Description¶

In this section you will get to know the key notions that will be used through the course.

Data science¶

Data science - is a field that uses scientific methods, processes, algorithms and systems to extract knowledge and insights from structured and unstructured data. Data science is a field that combines statistics, data analysis and machine learning to understand and analyse the data. Nowadays data science is one of the most demanding professions in sphere of IT, as the contemporary world is a data driven one. The main duties of every data scientists include : analysis of data, it’s preprocessing, cleaning and transformation and finally extracting sense from it using statistical and machine learning techniques along with presentation of performed results to non technical people. As the core of data science is statistics and mathematics, the related part of the course is focused on teaching how to apply the techniques of highlighted spheres to solve real world problems.

Machine learning¶

Machine learning - is a branch of AI (Artificial Intelligence) in programming the main goal of which is to make the machine “learn” how to solve the tasks which can’t be programmed explicitly. Nowadays, Machine learning is a really hot topic, as the applications of this sphere extended broadly. For instance let’s consider the contemporary smartphone : such functions as voice assistant, fingerprint and face verification, handwritten recognition are included by default, and all of the highlighted functions are machine learning driven. Actually, to understand the main difference between machine learning and ordinary programming we can expose the following example :

Let’s say we need to make a program that should predict the price of the house depending on the number of its rooms (the example is simplified). We can try to solve this program without using any machine learning techniques, just by writing some if else rules. But as the data grows it will become harder and harder to code all the rules to obtain an expected results. A much smarter solution is to train a machine learning algorithm that will find the dependency between price and number of rooms and then create the rules itself (the current example is related to supervised learning)
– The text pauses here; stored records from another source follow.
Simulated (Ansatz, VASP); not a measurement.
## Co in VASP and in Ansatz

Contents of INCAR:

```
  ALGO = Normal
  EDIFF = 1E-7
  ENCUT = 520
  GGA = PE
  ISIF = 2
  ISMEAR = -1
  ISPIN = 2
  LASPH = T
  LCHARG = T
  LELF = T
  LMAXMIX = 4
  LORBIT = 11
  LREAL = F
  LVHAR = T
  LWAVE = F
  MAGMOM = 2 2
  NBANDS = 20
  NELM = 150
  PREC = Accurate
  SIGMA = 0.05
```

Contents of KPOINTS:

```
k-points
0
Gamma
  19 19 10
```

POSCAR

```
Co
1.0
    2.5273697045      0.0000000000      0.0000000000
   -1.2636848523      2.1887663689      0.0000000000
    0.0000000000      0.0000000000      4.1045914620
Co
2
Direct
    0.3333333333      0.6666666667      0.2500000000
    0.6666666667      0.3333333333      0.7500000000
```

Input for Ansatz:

The picture describing this main difference is pinned below.

Difference between machine learning and traditional programming

The are three main types of machine learning :

Supervised learning

Unsupervised learning

Reinforcement learning

Note

We won’t consider the Reinforcement learning in this course, but you can find additional information about it here. Instead we will mainly focus on “classical machine learning”.

Supervised learning - is a type of machine learning, when given a data/features (by notation X) and corresponding answers/labels (by notation Y) an algorithm learns a complex function to map data/features to answers/labels. There are lots of useful application concerning supervised learning, for instance : image classification, fraud detection, object recognition, face verification, weather forecast, etc. The supervised learning is divided into two types of problems : regression and classification.

In classification problem the answer (sometimes called the target, we will use this name further) is a categorical label/class and the task of the algorithm (sometimes called the classifier or the model) is to classify the sample/object depending on the features of relevant data. For better understanding, let’s say you encountered the following problem : you have pictures of cats and dogs and you should determine whether the picture contains dog or cat. That’s a routine task of image classification.

On contrary the problem of regression exists, in which the target is a discrete continuous number and the task of a model is to learn the dependencies between features and the target to output the value that is the nearest to the target one. Simple example of regression is the task of predicting houses’ prices depending on the number of rooms/size of the house. Instead of classifying houses into different groups, what we really want is to predict its exact price, that is actually a continuous number.

Unsupervised learning - is a type of learning when algorithm is given only data/features without any answers/labels. The purpose of unsupervised learning algorithms is to find the similarities between data samples and based on this similarities perform some actions. The unsupervised learning is divided into three types of problems : clustering , dimension reduction , association.

Note

We will focus only on clustering as the other algorithms are out of the scope in this course, but we encourage you to visit this page to get more information.

In clustering problem the goal of the algorithm is to cluster the data into different groups based on the similarities between samples. To understand the gist of clustering let’s define the following problem : you need to make a system that identifies spam messages and sends them to spam folder. What you can do is gather the information like words from the messages and than break these information into two different groups, after that you can determine yourself which group contains spam and which - not.

To understand the difference between supervised and unsupervised learning let’s consider the following pictures which shows the difference between classification (supervised learning) and clustering (unsupervised learning) :

You will have a chance to work with both supervised and unsupervised learning techniques and dig deeper into core concepts of machine learning further in this course.

Python¶

Why use Python for machine learning and data science? The answer is pretty obvious, because it’s much simpler, much faster and finally much more efficient to do this heavy job using the exposed programming language. Python scientific packages such as scipy, numpy, pandas and others allow conducting complex mathematics computations and statistics calculus in few lines of code giving analysts and researchers a possibility to easily make analysis and developing new algorithms. What is more, Python is usually used in production solutions, thus you can easily refactor your draft code for (let’s say) processing of the data and then scale it up to production system.

Despite the fact that in this course you won’t write the production ready code, you will get to know how to use Python for basic analysis and machine learning that will give you the mandatory skills to continue learning and developing in data science area. Finally, to persuade you in the fact that Python is the language you should really use, let’s look at the chart showing the popularity of languages for the current year :

Based on the diagram shown above, Python is the most popular language at the moment, just analytics, nothing personal.